A template for a platform
August 22, 2019
“Kubernetes is a platform for building other platforms. It’s a better place to start; not the endgame” – Kelsey Hightower
In a previous blog post I used the above quote from Kelsey about a starting place. Now I want to show a concrete example of a Platform. I will try to show a design that can be used a product and expended upon. To make you understand I first want to show a quick architectural drawing of the platform and the reason why.
In the picture above you can see that the design is rather straight forward. We have a control plane where supporting tools will run and some logging will flow to. The environments connected to it are there to run the workloads. All of the components mentioned above are Kubernetes clusters. So instead of running everything on 1 cluster we run a configuration of 1 + X.
A simple design but that is just setting it up for the full usage of the platform. Kubernetes is a great product but it cannot serve all of the backing services we need. So in this design there should also be a cloud connected to provide databases virtual networking, container registries and much more.
Product
The most important thing is that we treat the platform as a product. If we don’t then the code can turn into a big ball of mud. For example: a developer needs a database spun up for his/her service. If we put this in the platform code (IAAC). It means that there is logic there that is not part of the product. An important part is then how to structure the code or how to think about the platform and what lands on it. Because of this I’m going to introduce a level system.
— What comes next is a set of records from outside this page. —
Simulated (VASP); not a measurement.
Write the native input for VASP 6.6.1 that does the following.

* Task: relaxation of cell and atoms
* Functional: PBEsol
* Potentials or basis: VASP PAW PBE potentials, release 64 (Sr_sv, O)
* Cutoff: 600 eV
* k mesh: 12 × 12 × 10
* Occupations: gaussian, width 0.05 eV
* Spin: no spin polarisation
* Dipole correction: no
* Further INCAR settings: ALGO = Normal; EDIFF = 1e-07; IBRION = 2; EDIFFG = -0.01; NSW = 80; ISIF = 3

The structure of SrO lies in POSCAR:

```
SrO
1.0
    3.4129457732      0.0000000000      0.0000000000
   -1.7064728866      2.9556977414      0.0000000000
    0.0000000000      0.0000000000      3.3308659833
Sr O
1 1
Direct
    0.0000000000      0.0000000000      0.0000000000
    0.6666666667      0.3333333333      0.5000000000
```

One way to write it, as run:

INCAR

The main drive behind this design will be to deploy it with a minimum amount of effort. So everything should be able to run with one click. Because of this we need to maintain a separation of concern and keep it clean. In that case you can treat it on its own and deploy it how many times you need it. As we can see in the future there are multiple uses for this. Treat the whole platform as cattle not as a pet.
Platform Engineering - SRE
- Level 0: The Control plane
- Level 1: Environments
App Development - DevOps
- Level 2: Developer workflows
Separation of concerns
We need a level system to keep a good separation of concerns. Plus it is important to determine who is responsible for what part. If you are going to treat the platform as a product that means that a separate team will maintain and build that platform. The product that the developers are building is the actual business of the company and the platform is there to support them. It doesn’t mean that the platform team will be the new operations. The developers should maintain a devops mentality of you build it you run it.
The reason the control plane is level 0 is because that will deploy most of the elements of the platform. It will spin up it’s own kubernetes cluster and the automation tool (in this case concourse-ci). The automation tool will then deploy the rest of the environments.
In short Level 0 -> Control plane (with ci) -> ci -> level 1
Level 2
Level 2 is also deployed with the ci tool, but is seperated in a different RBAC group inside the ci tool. Level 2 is to be considered a DevOps tool which the developers can use. So it’s not part of the product and should be inside of multiple different repositories.
Level 2 is a special case because it cannot be defined in 1 codebase. It could be done in several options. I will explain why this is special. The target of a level 2 IAAC could be seen in several ways. If you want to have some Infrastructure land on the control plane which is contextual to the user then it should not go into Level 0 but a Level 2 repo. To seperate this concern we represent this with a Level 2.0 repo. If a piece of infrastructure has to land on the environments in global, so not specific to a workflow and more in a general fashion then it will land in a Level 2.1 repository. A good example of this being an api gateway like Kong. However the routes and services are specific for a microservice and that has to be contained in a Level 2.2 repo.
- Level 2.0 - Platform user targeting the control plane (Level 0)
- Level 2.1 - Platform user targeting the global range of the environment (Level 1)
- Level 2.2 - Platform user deploying resources for a microservice for all resources
- Level 2.2.{team-name} - Specific targeting repo for multiple microservice grouped by team
- Level 2.2.{microservice} - Specific targeting repo per microservice
- Level 2.2.*.bridge - Any of the above 2.2 repos but then containing only the multi region services
The mentioned Level 2.2 repo’s are not all mandatory. It’s better to choose one strategy for the repo’s. For example you can do the terraforming per team and leave the other 2. The bridge repository is an exception to this. If you are not deploying the platform in a multiregion fashion you can leave this one. If you do then only place resources in here that are by itself multiregion. For example azure cosmosdb can be deployed in a multiregion fashion.